It stands to be another interesting week even if it is less volatile. It might be worth your time to check out CNBC Asia or Bloomberg TV when they kick up their coverage later today.

12 comments:

Anonymous said...

Good morning, Roger. I'm still finishing my coffee, so I'm a little slow on the uptake today, sorry. I'm not quite sure I understand your point about tweaking the idea/concept of reequitizing at the 200 dma. Is that a reference to using an etf vs. a stock or is it incorporating the 50 dma as sort of a secondary indicator?

Thanks. Still awaiting the details on the government's plan to help guide me this week.

Roger Nusbaum said...

for now above or below the 200 dma.

should i switch to 50 dma crossing below 200 dma? maybe but not in the middle of a bear market.

Born2Code said...

About a year ago you had mentioned that somebody said the direction of the 200 dma matters when we cross below the 200 dma. I said at the time that by the time the 200 dma points downward and the index crosses BELOW it it would be too late as the index must have been below it for a while, had a counter trend rally and is now failing to hold that rally.
In other words, you should be quick to act when the downturn starts.

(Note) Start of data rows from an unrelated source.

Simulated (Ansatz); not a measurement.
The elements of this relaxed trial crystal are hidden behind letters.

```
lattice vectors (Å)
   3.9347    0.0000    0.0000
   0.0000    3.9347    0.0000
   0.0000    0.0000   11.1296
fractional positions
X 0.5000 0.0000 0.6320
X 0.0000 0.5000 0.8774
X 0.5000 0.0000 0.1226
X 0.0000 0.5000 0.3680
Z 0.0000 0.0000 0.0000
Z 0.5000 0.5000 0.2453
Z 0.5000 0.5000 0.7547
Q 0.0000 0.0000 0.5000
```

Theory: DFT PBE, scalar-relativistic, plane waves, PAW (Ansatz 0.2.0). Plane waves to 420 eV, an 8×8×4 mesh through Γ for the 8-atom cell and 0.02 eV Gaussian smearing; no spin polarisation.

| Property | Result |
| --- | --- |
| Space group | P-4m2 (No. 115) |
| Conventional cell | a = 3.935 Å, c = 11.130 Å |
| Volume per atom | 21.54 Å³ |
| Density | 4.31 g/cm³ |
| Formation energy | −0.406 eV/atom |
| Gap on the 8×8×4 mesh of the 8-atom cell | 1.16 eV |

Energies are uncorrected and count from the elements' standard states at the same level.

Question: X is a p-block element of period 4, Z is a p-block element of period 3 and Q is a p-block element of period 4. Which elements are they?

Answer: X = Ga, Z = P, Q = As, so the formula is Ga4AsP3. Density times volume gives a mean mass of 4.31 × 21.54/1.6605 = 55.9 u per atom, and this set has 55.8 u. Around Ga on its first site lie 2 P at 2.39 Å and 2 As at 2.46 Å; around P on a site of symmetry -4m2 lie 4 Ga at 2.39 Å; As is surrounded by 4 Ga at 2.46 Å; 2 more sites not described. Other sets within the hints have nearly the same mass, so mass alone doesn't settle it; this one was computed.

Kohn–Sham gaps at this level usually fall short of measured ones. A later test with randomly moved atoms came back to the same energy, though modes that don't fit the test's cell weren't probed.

However, I believe the exact opposite happens at the bottom. Bear Markets do not end up with V shaped moves, nor with sharp 10% moves in 48 hours. Bear markets end by forming a long base and then breaking out of it. At the end of the Bear market the direction of the 200 dma is a lot more important than at the end of a bull market. I'd argue that it would be very prudent to wait for the 200 dma to flatten out before wading back in.

Anonymous said...

Thanks for the clarification. I'd love to see you explore that concept further at some point.

I've toyed with supplementing the 200 dma "rule" by incorporating the 50 dma, 100 dma, crosses, etc. as signals to begin reequitizing (or deequitizing, if that's a word)in traunches.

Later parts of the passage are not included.